Monday 12 March 2012

Shoes and boyfriends

I'm coming up with a new theory. It might not yet be sufficiently fully formed to grace the pages of the Journal of Vocational Behavior, but I'm sure it has potential.

There is a huge gap in our understanding of how exactly people choose their careers. There are certain things that we know about some bits of our career decision making processes, such as the impact of our nearest and dearest, and we also know that there is far too much information about careers for our little brains to be able to process. What we don't quite know is how exactly we make the leap from these kinds of processes to an actual decision.

Brower and Nurius proposed the idea of schemas and niches for different occupations. The schema is your brain's own personal shorthand for everything it knows about a particular occupation, and the niche is the equivalent short hand for the lifestyle, choices and values that go along with that role. In one tiny spot, your brain wraps up a whole load of information relating to a particular job. The schema and niche are individual stereotypes which are based on social learning and continue to change as your experience of the world changes.

It seems to be easier for people to come up with detailed niches than detailed schemas for occupations: whilst many of us could picture a PR exec in our mind's eye (female, 28, polished, trendy, lives in London, travels by taxi, enjoys skiing, reads Grazia, studied English, quite posh), which of us could build up such a detailed picture of what this fabled woman actually does during the day at work?
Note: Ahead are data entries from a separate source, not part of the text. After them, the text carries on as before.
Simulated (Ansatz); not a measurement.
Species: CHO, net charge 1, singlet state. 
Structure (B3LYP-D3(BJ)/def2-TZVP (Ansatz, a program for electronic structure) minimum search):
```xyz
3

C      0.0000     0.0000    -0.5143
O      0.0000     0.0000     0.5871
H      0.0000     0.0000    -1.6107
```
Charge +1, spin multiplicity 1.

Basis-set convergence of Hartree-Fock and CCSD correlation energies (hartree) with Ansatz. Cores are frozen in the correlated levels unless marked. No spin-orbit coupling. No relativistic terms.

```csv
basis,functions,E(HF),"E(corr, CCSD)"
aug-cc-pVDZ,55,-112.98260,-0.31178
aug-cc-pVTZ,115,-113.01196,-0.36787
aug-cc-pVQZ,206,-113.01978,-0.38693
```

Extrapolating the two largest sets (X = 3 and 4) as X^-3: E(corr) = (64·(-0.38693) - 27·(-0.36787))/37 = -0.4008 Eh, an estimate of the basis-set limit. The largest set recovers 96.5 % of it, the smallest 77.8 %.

My theory proposes that this niche is quite influential in people's career decision making. When considering different career options, people conjure up the niche of a PR exec and imagine themselves in that role, they try it on in their imagination, and see if they want to live that life. And whilst they do spend some time thinking about the day job that keeps this PR exec in Jimmy Choos, this is only one part of the possible self that they are playing with, and they find it harder to really drill down to the detail of the 9 - 5 than they do the weekend activities. So my suggestion is that the sorts of factors that really make the difference are things like what shoes they'd wear and what kind of boyfriend they'd come home to at the end of the day. If they feel that this lifestyle is the one that they aspire to and could really see themselves living, then they're more likely to give the job some serious consideration.

Now that's all a bit flippant, but I think there's something in it. What do you think?